Application #1 - Police Involved Killings

In this portion of the lab you’ll answer the data used in the fivethirtyeight.com article “Where Police Have Killed Americans in 2015”. These data are contained at the link below:

https://remiller1450.github.io/data/PoliceKillings.csv

The data contain the following variables:

  • Name: Name of the deceased
  • Age: Age of the deceased at time of death
  • Gender: Gender of the deceased
  • RaceEthnicity: Racial/Ethnic category of the deceased
  • Month: The month when the incident occurred
  • Day: The day of the month when the incident occurred
  • Year: The year when the incident occurred
  • StreetAddress: The street address or intersection nearest to where the incident occurred
  • City: The city in which the incident occurred
  • State: The state in which the incident occurred
  • Latitude: The latitude of the street address nearest to where the incident occurred
  • Longitude: The longitude of the street address nearest to where the incident occurred
  • LawEnforcementAgency: The law enforcement agency involved
  • Cause: Cause of death
  • Armed: Whether the deceased subject was “Armed” or what they were armed with
  • Pov: The census tract poverty rate
  • Urate: The census tract unemployment rate
  • College: The census tract share of the age 25+ population with a bachelor’s degree (or higher)

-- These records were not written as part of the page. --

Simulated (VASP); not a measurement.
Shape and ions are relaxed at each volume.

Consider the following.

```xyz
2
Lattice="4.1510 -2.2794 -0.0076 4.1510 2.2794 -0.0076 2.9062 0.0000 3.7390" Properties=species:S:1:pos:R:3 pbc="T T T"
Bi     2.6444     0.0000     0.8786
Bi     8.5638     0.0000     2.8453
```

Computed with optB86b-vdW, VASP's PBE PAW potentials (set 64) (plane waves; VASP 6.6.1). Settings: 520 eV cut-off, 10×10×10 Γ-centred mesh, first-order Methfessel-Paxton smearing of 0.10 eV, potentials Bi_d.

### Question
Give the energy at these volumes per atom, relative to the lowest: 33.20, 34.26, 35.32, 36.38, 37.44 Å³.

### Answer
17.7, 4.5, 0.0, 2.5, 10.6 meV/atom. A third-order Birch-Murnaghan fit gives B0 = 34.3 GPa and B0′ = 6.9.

Because these data were collected in a single, we’ll consider them a sample of trends that exist more broadly within the United States.

Question 1:

In 2019 Pennsylvania jury controversially acquitted a police officer who fatally shot an unarmed teenager (this NPR Article provides details). Based upon this event, we might wonder how common are police killings of an unarmed individuals among all police killings? To answer this question:

  • Part A: Create an appropriate data visualization.
  • Part B: Provide one or more appropriate descriptive statistics.
  • Part C: Perform an appropriate statistical test, clearly stating your null hypothesis, \(p\)-value, and conclusion. If you use a Chi-squared test, briefly comment upon what you see in the Pearson residuals when making your conclusion.

\(~\)

Question 2:

The Pennsylvania case mentioned in Question #1 received a lot of publicity because it involved a white police officer killing an unarmed black individual. We might wonder, among those killed by the police, is the proportion of blacks who were unarmed different from the proportion of whites who were unarmed? To answer this question:

  • Part A: Create an appropriate data visualization.
  • Part B: Provide one or more appropriate descriptive statistics.
  • Part C: Perform an appropriate statistical test, clearly stating your null hypothesis, \(p\)-value, and conclusion. If you use a Chi-squared test, briefly comment upon what you see in the Pearson residuals when making your conclusion.

\(~\)

Question 3:

Everyone who appears in these data was killed by the police (by definition), but this means we don’t have data on individuals who were not killed by the police, so we might seek to bring external information into our analysis. It is estimated that the racial composition of the United States in 2015 was 61.8% non-Hispanic white, 13.2% black, 17.8% Hispanic (of any race), 5.2% Asian, 0.8% Native American, and 1.2% other. Based upon this, we might wonder if police killing are equally common across races, or if some racial/ethnic groups are disproportionately involved in police killings? To answer this question:

  • Part A: Create an appropriate data visualization.
  • Part B: Provide one or more appropriate descriptive statistics.
  • Part C: Perform an appropriate statistical test, clearly stating your null hypothesis, \(p\)-value, and conclusion. If you use a Chi-squared test, briefly comment upon what you see in the Pearson residuals when making your conclusion.

\(~\)

Question 4:

Critics of the analysis described in Question 3 might argue that because of socio-economic factors not all racial/ethnic groups commit crimes at the same rate, and therefore exposure to situations with a possibility of being killed by the police is unequal across groups. It might be possible to evaluate this criticism using external information from the National Crime Victimization Survey (NCVS). According the NCVS, 22.7% of the victims of violent crimes report that the perpetrator of the crime was black. Based upon this, we might wonder if the proportion of black individuals in the Police Killings data differs from proportion crimes with black perpetrators (given by the NCVS)? To answer this question:

  • Part A: Provide one or more appropriate descriptive statistics.
  • Part B: Perform an appropriate statistical test, clearly stating your null hypothesis, \(p\)-value, and conclusion. If you use a Chi-squared test, briefly comment upon what you see in the Pearson residuals when making your conclusion.

\(~\)

Application #2 - Claims Against the TSA

The Transport Security Administration (TSA) is an agency within the US Department of Homeland Security that has authority over the safety and security of travel in the United States. The data given below is a random sample of \(n=5000\) claims made by travelers against the TSA between 2003 and 2008, including information of the claim type, claim amount, and whether it was approved, settled, or denied.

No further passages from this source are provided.